# Setup

In [1]:
import numpy as np
import tensorflow as tf

# Helper Functions
- One-Hot Encoder

In [2]:
def one_hot(x):
    
    x = tf.keras.backend.argmax(x)
    x = tf.one_hot(indices=x, depth=78)
    x = tf.keras.layers.RepeatVector(n=1)(x)
    
    return x

# Data
## Overview
- `X`: (m, $T_x$, 78) dimensional array. 
    - We have m training examples, each of which is a snippet of $T_x =30$ musical values. 
    - At each time step, the input is one of 78 different possible values, represented as a one-hot vector. 
        - For example, X[i,t,:] is a one-hot vector representing the value of the i-th example at time t. 

- `Y`: $(T_y, m, 78)$ dimensional array
    - This is essentially the same as `X`, but shifted one step to the left (to the past). 
    - Notice that the data in `Y` is **reordered** to be dimension $(T_y, m, 78)$, where $T_y = T_x$. This format makes it more convenient to feed into LSTM later.
    - We're using the previous values to predict the next value.
        - So our sequence model will try to predict $y^{\langle t \rangle}$ given $x^{\langle 1\rangle}, \ldots, x^{\langle t \rangle}$. 
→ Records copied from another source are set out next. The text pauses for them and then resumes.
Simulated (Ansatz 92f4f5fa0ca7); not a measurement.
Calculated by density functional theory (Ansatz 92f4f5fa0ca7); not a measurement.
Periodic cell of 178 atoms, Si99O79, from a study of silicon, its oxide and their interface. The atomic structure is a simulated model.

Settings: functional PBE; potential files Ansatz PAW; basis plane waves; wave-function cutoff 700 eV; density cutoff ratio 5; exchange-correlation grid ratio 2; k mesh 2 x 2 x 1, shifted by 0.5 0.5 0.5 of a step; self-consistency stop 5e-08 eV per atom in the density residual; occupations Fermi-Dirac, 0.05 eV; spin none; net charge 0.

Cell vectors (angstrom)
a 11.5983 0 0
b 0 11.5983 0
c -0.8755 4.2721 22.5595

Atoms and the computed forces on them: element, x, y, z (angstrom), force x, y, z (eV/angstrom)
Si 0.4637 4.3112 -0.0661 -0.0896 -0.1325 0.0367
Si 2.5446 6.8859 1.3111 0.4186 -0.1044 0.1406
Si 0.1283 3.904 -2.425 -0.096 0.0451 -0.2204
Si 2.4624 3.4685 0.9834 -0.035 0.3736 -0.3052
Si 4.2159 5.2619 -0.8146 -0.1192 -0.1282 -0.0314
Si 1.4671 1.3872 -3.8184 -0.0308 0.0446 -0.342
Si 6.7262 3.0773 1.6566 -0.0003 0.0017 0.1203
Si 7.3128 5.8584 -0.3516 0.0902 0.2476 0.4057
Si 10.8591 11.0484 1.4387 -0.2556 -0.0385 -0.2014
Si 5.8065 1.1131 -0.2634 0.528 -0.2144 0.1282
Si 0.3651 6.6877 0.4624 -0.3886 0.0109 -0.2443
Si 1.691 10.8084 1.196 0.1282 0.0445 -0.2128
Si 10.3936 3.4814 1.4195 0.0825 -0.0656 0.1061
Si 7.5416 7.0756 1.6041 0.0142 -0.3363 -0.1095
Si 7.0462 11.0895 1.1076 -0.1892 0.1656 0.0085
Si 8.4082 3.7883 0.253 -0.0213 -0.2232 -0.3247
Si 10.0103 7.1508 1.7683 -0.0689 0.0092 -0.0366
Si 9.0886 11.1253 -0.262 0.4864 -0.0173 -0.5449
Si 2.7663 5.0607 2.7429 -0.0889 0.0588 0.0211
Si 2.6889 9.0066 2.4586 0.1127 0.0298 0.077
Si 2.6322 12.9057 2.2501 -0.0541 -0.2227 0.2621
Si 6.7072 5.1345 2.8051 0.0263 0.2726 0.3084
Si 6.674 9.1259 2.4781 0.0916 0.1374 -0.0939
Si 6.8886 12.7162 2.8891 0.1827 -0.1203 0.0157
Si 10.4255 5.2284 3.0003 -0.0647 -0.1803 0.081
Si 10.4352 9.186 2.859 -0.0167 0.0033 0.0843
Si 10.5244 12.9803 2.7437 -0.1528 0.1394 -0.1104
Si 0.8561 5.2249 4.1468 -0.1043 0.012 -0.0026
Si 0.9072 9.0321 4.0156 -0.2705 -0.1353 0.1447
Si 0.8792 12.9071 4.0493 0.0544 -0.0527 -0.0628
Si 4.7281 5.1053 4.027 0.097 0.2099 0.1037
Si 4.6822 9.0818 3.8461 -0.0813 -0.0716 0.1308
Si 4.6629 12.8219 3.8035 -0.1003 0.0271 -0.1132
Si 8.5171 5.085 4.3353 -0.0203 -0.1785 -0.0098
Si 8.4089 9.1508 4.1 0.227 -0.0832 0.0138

- `n_x`: The number of unique values in this dataset. This should be 78. 

- `idx_to_values`: python dictionary mapping integers 0 through 77 to musical values.

In [3]:
X, Y, n_x, idx_to_values = np.load('jazz_data.npy')

print('number of training examples:', X.shape[0])
print('Tx (length of sequence):', X.shape[1])
print('total # of unique values:', n_x)
print('shape of X:', X.shape)
print('Shape of Y:', Y.shape)

number of training examples: 60
Tx (length of sequence): 30
total # of unique values: 78
shape of X: (60, 30, 78)
Shape of Y: (30, 60, 78)


# Model
* $X = (x^{\langle 1 \rangle}, x^{\langle 2 \rangle}, \cdots, x^{\langle T_x \rangle})$ is a window of size $T_x$ scanned over the musical corpus. 
* Each $x^{\langle t \rangle}$ is an index corresponding to a value.
* $\hat{y}^{t}$ is the prediction for the next value.
* We will be training the model on random snippets of 30 values taken from a much longer piece of music. 
    - Thus, we won't bother to set the first input $x^{\langle 1 \rangle} = \vec{0}$, since most of these snippets of audio start somewhere in the middle of a piece of music. 
    - We are setting each of the snippets to have the same length $T_x = 30$ to make vectorization easier.

1. Build model

In [4]:
# number of total time-steps & hidden units of LSTM cell
T_x, n_a = 30,  64

# initialize different layers
Reshapor = tf.keras.layers.Reshape((1, n_x))
LSTM = tf.keras.layers.LSTM(units=n_a, return_state=True)
Densor = tf.keras.layers.Dense(units=n_x, activation='softmax')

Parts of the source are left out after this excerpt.